Rolling the Dice on a Post-Earnings Retreat with a Hypothetical Strip on Research In Motion (RIMM)
- Posted by Andrea Kramer
- on December 15th, 2010
BlackBerry behemoth Research In Motion Limited $RIMM will take the earnings reins after the closing bell tomorrow. Analysts, on average, are expecting the firm to record a third-quarter profit of $1.64 per share on about $5.4 billion in revenue. From an historical standpoint, the tech titan has bested the Street’s per-share earnings predictions in three of the past four quarters, according to Thomson Reuters.
While RIMM’s relatively impressive earnings resume might have the bears on edge, one options strategy could calm those pre-earnings jitters: the strip — cousin of the long straddle, and skeptically skewed sister of the strap. This three-tiered option play allows pessimistic options speculators to gamble on a post-earnings retreat, but hedge his bets in the event of – and even profit from – a significant move to the upside. However, before we break down our theoretical strip on RIMM, let’s first examine the ABCs of the strategy.
While both the straddle and the strip employ puts and calls at a single at-the-money strike, the latter strategy utilizes twice as many puts as calls. More specifically, to initiate a strip, you would purchase one call and two puts with the same strike and expiration date, resulting in a net debit.

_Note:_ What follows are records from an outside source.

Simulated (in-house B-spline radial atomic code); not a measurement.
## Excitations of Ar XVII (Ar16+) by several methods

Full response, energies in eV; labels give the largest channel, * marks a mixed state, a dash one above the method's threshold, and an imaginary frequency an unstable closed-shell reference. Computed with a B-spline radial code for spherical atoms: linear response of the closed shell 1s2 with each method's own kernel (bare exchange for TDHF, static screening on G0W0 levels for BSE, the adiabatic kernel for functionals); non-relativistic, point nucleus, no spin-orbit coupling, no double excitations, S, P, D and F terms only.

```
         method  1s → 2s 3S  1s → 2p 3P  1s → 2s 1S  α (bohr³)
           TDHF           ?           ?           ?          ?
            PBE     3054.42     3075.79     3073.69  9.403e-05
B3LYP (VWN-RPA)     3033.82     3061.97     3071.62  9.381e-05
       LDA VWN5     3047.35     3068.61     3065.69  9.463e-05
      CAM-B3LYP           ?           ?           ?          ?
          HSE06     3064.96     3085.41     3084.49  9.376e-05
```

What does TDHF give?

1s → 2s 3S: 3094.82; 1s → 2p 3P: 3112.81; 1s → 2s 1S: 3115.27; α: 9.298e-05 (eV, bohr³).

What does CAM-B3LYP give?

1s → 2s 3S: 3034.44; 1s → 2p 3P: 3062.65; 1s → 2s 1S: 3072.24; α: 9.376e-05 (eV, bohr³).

As we’ve already mentioned, the objective behind the strip is for the underlying security to make a monstrous move in either direction – but preferably to the downside, since the strategy employs twice as many puts as calls. Should the stock perforate the upper breakeven rail (strike + net debit), the investor’s profit could be substantial, and is calculated by subtracting the net debit from the call’s intrinsic value. However, an equidistant move beneath the lower breakeven level (strike – [net debit/2] before the options expire would generate even grander gains, due to the double dose of long puts.
So, what’s the catch, you ask? Should the underlying stock fail to penetrate either breakeven rail, the good news is that – like the straddle strategist – your maximum risk is capped at the initial premium paid for the options. However, since the strip requires the investor to purchase three options, as opposed to only two for the straddle, the net debit will typically be higher on the play.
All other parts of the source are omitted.